German industry is characterized by strong sustainable business practices. We are guided by the ethical principles of an “honourable merchant”. I am aware that this concept of ethical business is sometimes misapplied or romanticised. But its essence, with its clear focus on decency and respect, responsibility and integrity, remains true to this day. Companies which act according to this tradition behave in line with the ethical values of our society. They link the entrepreneur’s need for profit, growth, and success with society’s desire for prosperity, favorable social, ecological and labour conditions, as well as continuous innovation
Unfortunately, companies sometimes struggle to live up to these principles on the global scale. The reasons are manifold. Some companies have not yet adapted their management structures well enough to the global challenges. And sometimes companies underestimate the challenges in global markets, for example in the areas of environmental and social standards. But frequently the reason companies find it hard to live up to expectations is that it is increasingly difficult to define the limits of corporate influence in an ever more complex global economy.
Nonetheless, I remain convinced that the ethical principles of the “honourable merchant” should guide the global economy. After all, industry shares the same objective as politics: to enable people to live good lives under stable conditions.
The high standard applies both to German companies operating at home and abroad. This is important, as supply and value chains become increasingly globalised. In order to keep them sustainable, voluntary standards for sustainable business, guidelines for companies and international standards – jointly developed with the business community – can be helpful.
High standards must apply globally
BDI has always backed the United Nations Millennium Development Goals and the OECD Guidelines for Multinational Enterprises. Furthermore, the UN Guiding Principles on Business and Human Rights are highly relevant for our companies. We are equally aware of our responsibility for the implementation of the Sustainable Development Agenda 2030 and the Sustainable Development Goals (SDGs) adopted by the United Nations last fall.
At the same time, preserving competitiveness is the precondition for sustainable global development. Only competitive companies are viable and able to engage in countries where the challenges are more pressing than at home. One way to do this are public-private partnerships.

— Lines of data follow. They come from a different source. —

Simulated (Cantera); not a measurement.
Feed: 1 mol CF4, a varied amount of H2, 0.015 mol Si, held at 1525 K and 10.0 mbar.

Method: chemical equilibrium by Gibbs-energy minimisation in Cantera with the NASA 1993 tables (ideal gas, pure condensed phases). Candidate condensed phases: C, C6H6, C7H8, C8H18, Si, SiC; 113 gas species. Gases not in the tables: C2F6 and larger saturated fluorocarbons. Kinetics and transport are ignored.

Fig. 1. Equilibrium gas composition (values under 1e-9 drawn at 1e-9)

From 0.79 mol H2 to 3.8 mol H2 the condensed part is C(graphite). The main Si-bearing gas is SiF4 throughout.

BDI is actively developing sustainability concepts
German industry should use all possibilities for advancing the international sustainability goals. At BDI, we have bundled all the dimensions of sustainability policy in a dedicated working group. Together with its initiative econsense – Forum for Sustainable Development of German Business - BDI is actively participating in the respective political process. In July 2016, at the United Nations in New York, NGOs and trade unions took a stand together with the BDI in presenting a statement on advancing our common ideas for a sustainable global agenda.
Internally, too, we work to advance the SDGs, for example in our committees. We want to see our good ideas and technologies applied worldwide, to help more countries to help themselves. This will also contribute to growing competitiveness in other regions of the world.
Concerted international action for sustainability
Despite all efforts, only reliable, favourable frameworks can ensure that German industry is able to thrive in the global economy and to continue making crucial contributions to sustainability through innovative products. This calls for concerted action by all the major economies. A very good forum is the G20, where Germany’s G20 Presidency represents an outstanding opportunity to boost sustainability in the global economy. BDI will contribute to this through the B20 process and places great hopes in Germany’s upcoming G20 Presidency.
Ulrich Grillo is BDI President and CEO of Grillo-Werke AG.